NewsRussia vows stern retaliation against West's navigation curbs

Russia vows stern retaliation against West's navigation curbs

 (Photo By Antonio Sempere/Europa Press via Getty Images)
(Photo By Antonio Sempere/Europa Press via Getty Images)
Images source: © GETTY | Europa Press News

7:32 PM EDT, May 3, 2024

Moscow warns of a stern response to navigational limits

Moscow has issued a stark warning, stating that any efforts to curtail the navigational rights of Russian ships will be met with a strong retaliation. Maria Zakharova, the Russian Ministry of Foreign Affairs spokeswoman, made the statement in reaction to a Politico article.

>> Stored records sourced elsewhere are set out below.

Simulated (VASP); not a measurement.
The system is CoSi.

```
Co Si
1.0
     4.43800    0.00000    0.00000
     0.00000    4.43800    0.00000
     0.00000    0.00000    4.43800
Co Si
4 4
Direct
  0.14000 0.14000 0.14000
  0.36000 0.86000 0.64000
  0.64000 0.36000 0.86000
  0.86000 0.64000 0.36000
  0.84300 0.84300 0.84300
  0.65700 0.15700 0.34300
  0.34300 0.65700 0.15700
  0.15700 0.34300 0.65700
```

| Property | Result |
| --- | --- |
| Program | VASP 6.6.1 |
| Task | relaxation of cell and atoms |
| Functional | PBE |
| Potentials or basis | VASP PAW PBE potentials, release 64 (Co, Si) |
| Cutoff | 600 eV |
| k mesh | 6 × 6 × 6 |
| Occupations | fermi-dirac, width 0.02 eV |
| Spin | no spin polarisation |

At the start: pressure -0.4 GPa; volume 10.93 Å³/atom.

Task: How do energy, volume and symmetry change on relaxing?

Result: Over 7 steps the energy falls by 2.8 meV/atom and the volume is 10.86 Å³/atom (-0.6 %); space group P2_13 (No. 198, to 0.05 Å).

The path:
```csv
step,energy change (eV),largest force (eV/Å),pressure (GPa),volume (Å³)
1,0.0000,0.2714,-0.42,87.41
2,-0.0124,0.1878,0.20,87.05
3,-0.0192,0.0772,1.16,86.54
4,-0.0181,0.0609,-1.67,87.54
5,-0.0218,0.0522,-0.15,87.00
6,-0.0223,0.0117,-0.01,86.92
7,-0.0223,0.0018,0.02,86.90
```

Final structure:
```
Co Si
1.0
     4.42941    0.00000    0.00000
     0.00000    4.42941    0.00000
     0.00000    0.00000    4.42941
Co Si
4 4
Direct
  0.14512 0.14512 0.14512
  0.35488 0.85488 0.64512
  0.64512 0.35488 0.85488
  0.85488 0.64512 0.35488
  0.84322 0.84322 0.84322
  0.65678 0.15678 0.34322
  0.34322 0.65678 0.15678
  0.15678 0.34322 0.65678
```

Politico recently reported on potential moves by Western nations to restrict the navigation of Russia's so-called "shadow fleet." This term refers to vessels that officially operate under various national flags but are, in reality, controlled by Russia, enabling it to circumvent Western sanctions and transport embargoed oil. According to Politico, the new Western strategy involves barring ships managed by Russia from navigating through the straits near Denmark - namely, Oresund, Great Belt, Fehmarn Belt, and Little Belt - citing environmental concerns. Additionally, Western entities plan to employ the MARSUR network to enhance the sharing of important information like ship positions or identification data, alongside sending messages and images to aid in identifying these vessels.

Zakharova signals potential consequences

This tightening control over the aforementioned straits could significantly impact Putin's oil trade. Russia's response to the initiative was swift. During a recent YouTube-broadcasted briefing, Maria Zakharova addressed the Politico report, stressing that the Copenhagen treaty of 1857 and the UN Convention on the Law of the Sea ensure free passage for all ships through these straits. She contended that any efforts to modify international law in this regard are wholly unacceptable.
The issue of the "shadow fleet" has also caught the attention of the International Group of P&I Clubs, which highlighted the increase in vessels joining the shadow fleet for trading parallel to the sanctioned routes, following the imposition of a price cap on Russian oil.

Russia's lucrative oil trade persists

December 2023 saw the G7 nations announce heightened measures to enforce the $60 per barrel price cap on Russian oil. These enhanced sanctions and restrictions against shipping entities transporting Russian resources appear to have prompted an increase in the usage of the "shadow fleet" for oil transportation, as noted by "Kommersant." Despite attempts by the West to impose price limitations on crude oil, Russia has navigated these barriers through the shadow fleet, comprising uninsured oil tankers with concealed ownership. Bloomberg reports that this strategy allows Russia to sell oil beyond the imposed limit, thereby boosting its monthly earnings from raw materials exports, even surpassing pre-Ukraine war figures.
Approximately 45% of Russian hydrocarbons are shipped by the shadow fleet, with a significant portion finding its way into Europe via Libya, hence fostering a gray market for oil. However, expert Igor Yushkov, quoted by kommersant.ru, suggests that the actual scale of this operation might be smaller, with these ships ferrying around 2.5 million barrels a day, or one-quarter of Russia's maritime oil exports. Yushkov also points out that since the price cap's introduction, Western companies have entirely ceased transporting Russian oil due to sanction fears, rendering the idea of re-engaging international carriers with this trade as impractical.